[OpenOffice][Writer]Retrieving text from a Writer document

Creating a macro - Writing a Script - Using the API (OpenOffice Basic, Python, BeanShell, JavaScript)
Post Reply
meltigel
Posts: 9
Joined: Fri Jun 14, 2019 10:19 am

[OpenOffice][Writer]Retrieving text from a Writer document

Post by meltigel »

Hello everyone,
maybe I'm posting an obvious question, but how I can retrieve the text of a Writer document?

I have written a basic VB application. My goal is to insert in a Writer document some escape sequences and, when I open this document inside my application (in which there is a table with the correspondence "escape sequence" --> "sentence"), the "macro" needs to read the text in the document, check the table, and substitute the correspondence back in the document.

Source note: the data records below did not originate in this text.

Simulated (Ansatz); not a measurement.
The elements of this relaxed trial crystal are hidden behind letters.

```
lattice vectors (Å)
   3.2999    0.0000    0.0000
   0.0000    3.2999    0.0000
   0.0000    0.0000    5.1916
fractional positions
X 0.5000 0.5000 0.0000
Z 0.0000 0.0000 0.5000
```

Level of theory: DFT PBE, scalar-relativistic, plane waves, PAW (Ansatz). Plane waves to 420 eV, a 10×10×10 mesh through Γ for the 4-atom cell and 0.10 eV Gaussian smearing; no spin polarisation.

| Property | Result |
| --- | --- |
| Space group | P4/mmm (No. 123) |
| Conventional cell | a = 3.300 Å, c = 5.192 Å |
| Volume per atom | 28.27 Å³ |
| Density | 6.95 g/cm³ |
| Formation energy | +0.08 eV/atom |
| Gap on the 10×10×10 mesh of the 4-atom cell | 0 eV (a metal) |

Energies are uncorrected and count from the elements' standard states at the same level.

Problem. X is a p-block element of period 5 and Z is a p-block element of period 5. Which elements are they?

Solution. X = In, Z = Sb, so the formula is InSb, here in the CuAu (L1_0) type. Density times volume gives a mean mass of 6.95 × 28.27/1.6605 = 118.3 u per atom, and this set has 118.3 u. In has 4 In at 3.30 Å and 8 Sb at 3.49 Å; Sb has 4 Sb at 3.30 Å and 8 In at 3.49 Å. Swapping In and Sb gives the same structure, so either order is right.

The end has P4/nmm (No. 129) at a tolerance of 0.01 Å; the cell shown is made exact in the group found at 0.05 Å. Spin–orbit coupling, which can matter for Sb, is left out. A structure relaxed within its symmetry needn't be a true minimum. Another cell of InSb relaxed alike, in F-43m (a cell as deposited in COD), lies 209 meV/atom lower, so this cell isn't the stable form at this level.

I have understood that there are two cursors, but the usage is not very clear to me. Someone can explain me how to read from the document, or point me to some guide/tutorial/documents?

Thank you everyone
OpenOffice 4.1.6 on Windows 10 x64
User avatar
RoryOF
Moderator
Posts: 34570
Joined: Sat Jan 31, 2009 9:30 pm
Location: Ireland

Re: [OpenOffice][Writer]Retrieving text from a Writer docume

Post by RoryOF »

The definitive work on OO macros is downloadable from http://www.pitonyak.org/oo.php

Note that you should forget VB, OpenOffice BASIC is dissimilar at the lower levels one needs for document manipulation.
Apache OpenOffice 4.1.15 on Xubuntu 22.04.4 LTS
JeJe
Volunteer
Posts: 2756
Joined: Wed Mar 09, 2016 2:40 pm

Re: [OpenOffice][Writer]Retrieving text from a Writer docume

Post by JeJe »

If I'm following you then you want to replace a unique string in a document with a string from elsewhere? If that's it then you can use a search descriptor as follows - this will replace the first occurance of "fish" with "gas"

Code: Select all

Sub Main

mySearch = thisComponent.createSearchDescriptor()
mySearch.searchString = "fish" 
mySearch.searchRegularExpression = false
myResult = thisComponent.findfirst(mySearch)
  
if Not IsNull(myResult) then
myResult.string = "gas"
End If
End Sub
Windows 10, Openoffice 4.1.11, LibreOffice 7.4.0.3 (x64)
meltigel
Posts: 9
Joined: Fri Jun 14, 2019 10:19 am

Re: [OpenOffice][Writer]Retrieving text from a Writer docume

Post by meltigel »

RoryOF wrote:The definitive work on OO macros is downloadable from http://www.pitonyak.org/oo.php

Note that you should forget VB, OpenOffice BASIC is dissimilar at the lower levels one needs for document manipulation.
Already saw his work, but I am not able to find what I need there...
OpenOffice 4.1.6 on Windows 10 x64
meltigel
Posts: 9
Joined: Fri Jun 14, 2019 10:19 am

Re: [OpenOffice][Writer]Retrieving text from a Writer docume

Post by meltigel »

JeJe wrote:If I'm following you then you want to replace a unique string in a document with a string from elsewhere? If that's it then you can use a search descriptor as follows - this will replace the first occurance of "fish" with "gas"

Code: Select all

Sub Main

mySearch = thisComponent.createSearchDescriptor()
mySearch.searchString = "fish" 
mySearch.searchRegularExpression = false
myResult = thisComponent.findfirst(mySearch)
  
if Not IsNull(myResult) then
myResult.string = "gas"
End If
End Sub
The problem is that I have plenty of escape sequences, is not a fixed word... I already knew about the find&replace, but it is not what I need, because I need to evaluate what is written, and replace the correct word in according of this... For example, "fish"->"car", "dog"->"wheel", and so on. Also, the user can add more words, so it is not a fixed thing...
OpenOffice 4.1.6 on Windows 10 x64
JeJe
Volunteer
Posts: 2756
Joined: Wed Mar 09, 2016 2:40 pm

Re: [OpenOffice][Writer]Retrieving text from a Writer docume

Post by JeJe »

If you want the whole text of the document its as simple as

wholetext = ThisComponent.text.string
ThisComponent.text.string = newtext

But the result needs to be small enough to fit into a string variable. You can also enumerate the paragraphs.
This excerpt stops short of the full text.